Langara College - Department of Mathematics and Statistics

## Applications of Linear Functions

A car travelling at a constant speed of 80km/h covers a distance of 80km in each hour. So after 2hours it has gone 160km, and so on. On the other hand, after just 30 minutes it will have gone just half as far as in a full hour, ie 40km. In general, for any time period of length t hours, the number, d, of kilometers covered will be t times the distance covered in one hour. So in this case, d and t are related by the formula d=80t. And of course if we had used x in place of t for the number of hours and y in place of d for the number of km, then the equation would be y=80x.
This is of the form y=mx+b with m=80 and b=0.

Now consider a car travelling say from Vancouver to Abbotsford along Hwy1. If we measure time from when it crosses the Port Mann bridge, then at time zero (when it's on the bridge) the distance that it still has to travel is about   80km, so at a speed of 80km/h, it should take just about one hour to complete its trip. If we now let y be the number of km left to travel (as opposed to the distance travelled so far), and x be the number of minutes since the car crossed the bridge, then when x=0 we have y=80, and when x=60 we have y=0. More generally, after x minutes, the distance travelled will be x/60 times the 80km distance travelled in an hour, and the distance remaining will be 80km minus that, so now (with our new definitions of x and y) y and x will be related by  y = 80 - (x/60)80 = -(3/4)x+80, (which is mx+b with m=-3/4 and b=80).

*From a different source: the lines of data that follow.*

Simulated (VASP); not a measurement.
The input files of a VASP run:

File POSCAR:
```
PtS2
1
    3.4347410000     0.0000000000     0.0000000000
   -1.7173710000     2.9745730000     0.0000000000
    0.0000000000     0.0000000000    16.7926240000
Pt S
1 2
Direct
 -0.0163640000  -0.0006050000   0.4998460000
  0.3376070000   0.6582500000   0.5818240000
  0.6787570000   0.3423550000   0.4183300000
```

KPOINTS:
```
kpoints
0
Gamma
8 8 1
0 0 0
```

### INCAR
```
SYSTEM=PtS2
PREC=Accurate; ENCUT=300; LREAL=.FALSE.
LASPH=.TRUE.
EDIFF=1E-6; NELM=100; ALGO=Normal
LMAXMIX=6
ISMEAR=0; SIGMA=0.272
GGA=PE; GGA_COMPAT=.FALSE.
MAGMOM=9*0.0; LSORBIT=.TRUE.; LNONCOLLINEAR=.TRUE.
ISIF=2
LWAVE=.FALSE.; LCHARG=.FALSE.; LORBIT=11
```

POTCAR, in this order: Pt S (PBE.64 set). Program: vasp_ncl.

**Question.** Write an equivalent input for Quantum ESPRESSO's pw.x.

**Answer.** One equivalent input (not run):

When people are selling things, they often find that the number of customers goes down if they raise the price (and vice versa). Imagine that a seller of gizmos makes on average 50 sales a week at a price of  \$40 per gizmo, but that for each \$4 price increase she loses 3 sales per week (and for each \$4 price reduction she increases her sales by the same amount). So if she charges \$44 per gizmo she might expect to sell only 47 gizmos per week, but if she charges just \$36 each she might sell 53 a week. What would you expect to happen if she raised the price by just \$2? Since this is just half of the \$4 we would expect the number of sales to drop just half as much, ie from 50 down to 48.5. (Although it may not make sense to talk about a fractional number of sales in any particular week, it is perfectly possible for the average weekly sales volume to be a fractional number). Similarly, for a price increase of just \$1, we'd expect a sales drop of 3/4 or 0.75 sales per week.

Now consider how many sales to expect if the price charged is \$x.  This represents an increase of \$(x-40) from the \$40 price that us gave 50 sales, and each \$1 of increase should lose us 0.75 sales, so altogether we'd expect the sales to be reduced from the original 50 by x-40 times 0.75. In other words, if we let y be the expected average number of sales per week, then when the price is \$x we should get y=50-(x-40)(0.75)=80-0.75x= (-0.75)x+80

(Of course this all depends on the number of sales lost per \$ of price increase being independent of the actual price, which might not always be the case, but is a reasonable assumption if the price change is not too great.)

In each of the above examples one variable is given in terms of another by multiplying by a constant and adding a constant (though in the first case the added term is just zero). The same kind of formula applies (at least approximately) in many other applications.